19 F.3d 1441
Merle L. ROYSE, Plaintiff-Appellant,
James B. CRAWFORD; Thomas Mueller, Defendants-Appellees.
United States Court of Appeals, Ninth Circuit.
Submitted Feb. 22, 1994.*
Decided March 1, 1994.
NOTICE: Ninth Circuit Rule 36-3 provides that dispositions other than opinions or orders designated for publication are not precedential and should not be cited except when relevant under the doctrines of law of the case, res judicata, or collateral estoppel.
Before: SCHROEDER, CANBY, and WIGGINS, Circuit Judges.
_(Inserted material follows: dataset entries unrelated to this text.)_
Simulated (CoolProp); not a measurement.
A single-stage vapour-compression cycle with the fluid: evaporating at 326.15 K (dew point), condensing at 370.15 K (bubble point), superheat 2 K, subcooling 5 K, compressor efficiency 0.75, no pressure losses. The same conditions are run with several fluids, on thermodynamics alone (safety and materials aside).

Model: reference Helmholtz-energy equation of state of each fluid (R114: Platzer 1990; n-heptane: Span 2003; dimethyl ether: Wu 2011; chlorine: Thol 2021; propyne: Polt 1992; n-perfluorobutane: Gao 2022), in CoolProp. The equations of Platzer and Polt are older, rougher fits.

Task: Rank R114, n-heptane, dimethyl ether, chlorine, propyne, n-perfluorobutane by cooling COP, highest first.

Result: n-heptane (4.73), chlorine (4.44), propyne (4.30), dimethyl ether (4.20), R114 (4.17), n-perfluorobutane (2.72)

Merle L. Royse, a Washington state prisoner, appeals pro se the district court's 28 U.S.C. Sec. 1915(d) dismissal of his 42 U.S.C. Sec. 1983 action. Royse contends that (1) he was denied his constitutional right of access to the courts because, contrary to prison regulations, two prison guards refused to log out his legal mail upon receipt; (2) his constitutional rights were violated when he was later retaliated against for insisting that a supervisor be called so that his legal mail would be logged out upon receipt; and (3) he was denied equal protection because two prison guards refused to log out his legal mail upon receipt contrary to the treatment of other inmates similarly situated. We have jurisdiction under 28 U.S.C. Sec. 1291. We review for abuse of discretion, Denton v. Hernandez, 112 S.Ct. 1728, 1734 (1991), and we affirm.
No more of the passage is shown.